Better training would help improve the time it takes investigators from the Independent Office for Police Conduct (IOPC) to decide whether officers involved in Post-Incident Procedures (PIP) are witnesses or suspects or if the case will be referred to the force or the watchdog, according to the Police Federation.
Federation conduct and performance leads taking part in a virtual meeting with Kathie Cashell, the IOPC’s director of strategy and impact, last week were asked to give their feedback on how processes could be improved.
They reported that at times there seemed to be a ‘lack of empowerment’ and said IOPC investigators were slow in making decisions when involved in PIP.
IOPC director general Michael Lockwood made a commitment to notifying officers of their status as witness or suspect within three months during a meeting with the Federation in May when similar concerns were raised.
The reps in last week’s meeting also said better disclosure training was needed since reps often struggle to obtain materials which would be used in officers’ defence.
Phill Matthews, the Federation’s national conduct and performance lead, said: “We will quite often ask for materials as we further our defence and we get answers either through gritted teeth or literally at the very last minute when our lawyers have to get involved. This is a waste of time, effort and energy when we are trying to prepare for a hearing or meeting.”
But he welcomed the opportunity to work with the IOPC to help it improve its processes.
The Federation stressed the need for better communication from both investigators and the IOPC media office with details given to reps and officers on the status of their case usually being ‘woefully unhelpful’.
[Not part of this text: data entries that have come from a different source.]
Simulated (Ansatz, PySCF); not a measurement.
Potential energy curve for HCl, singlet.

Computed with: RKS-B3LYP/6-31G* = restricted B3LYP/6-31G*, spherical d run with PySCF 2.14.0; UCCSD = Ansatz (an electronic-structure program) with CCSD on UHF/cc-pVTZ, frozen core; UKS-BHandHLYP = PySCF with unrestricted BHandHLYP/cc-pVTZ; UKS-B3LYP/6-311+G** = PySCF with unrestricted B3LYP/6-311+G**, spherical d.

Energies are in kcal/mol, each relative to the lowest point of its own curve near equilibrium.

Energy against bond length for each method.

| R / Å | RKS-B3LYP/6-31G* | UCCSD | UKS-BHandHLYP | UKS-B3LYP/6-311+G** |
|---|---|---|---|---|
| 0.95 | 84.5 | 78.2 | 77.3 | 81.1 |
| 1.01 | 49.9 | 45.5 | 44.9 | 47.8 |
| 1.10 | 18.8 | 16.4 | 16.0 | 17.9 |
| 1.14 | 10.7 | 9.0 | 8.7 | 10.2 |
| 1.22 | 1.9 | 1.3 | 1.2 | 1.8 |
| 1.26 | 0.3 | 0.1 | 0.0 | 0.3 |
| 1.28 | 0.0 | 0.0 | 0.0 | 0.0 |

Inflammatory language and factual inaccuracies in press releases were also an issue, the reps said, along with not being sighted on appeal decisions before they reached the media.
Gwent Police Federation chair Maria Henry said she was pleased to see the IOPC taking on board the Federation’s views.
“Federation conduct reps have a great understanding of how the IOPC processes can have an impact on an officer’s wellbeing so it is good that they are having a chance to air their concerns and suggest ways in which the watchdog can further improve,” says Maria.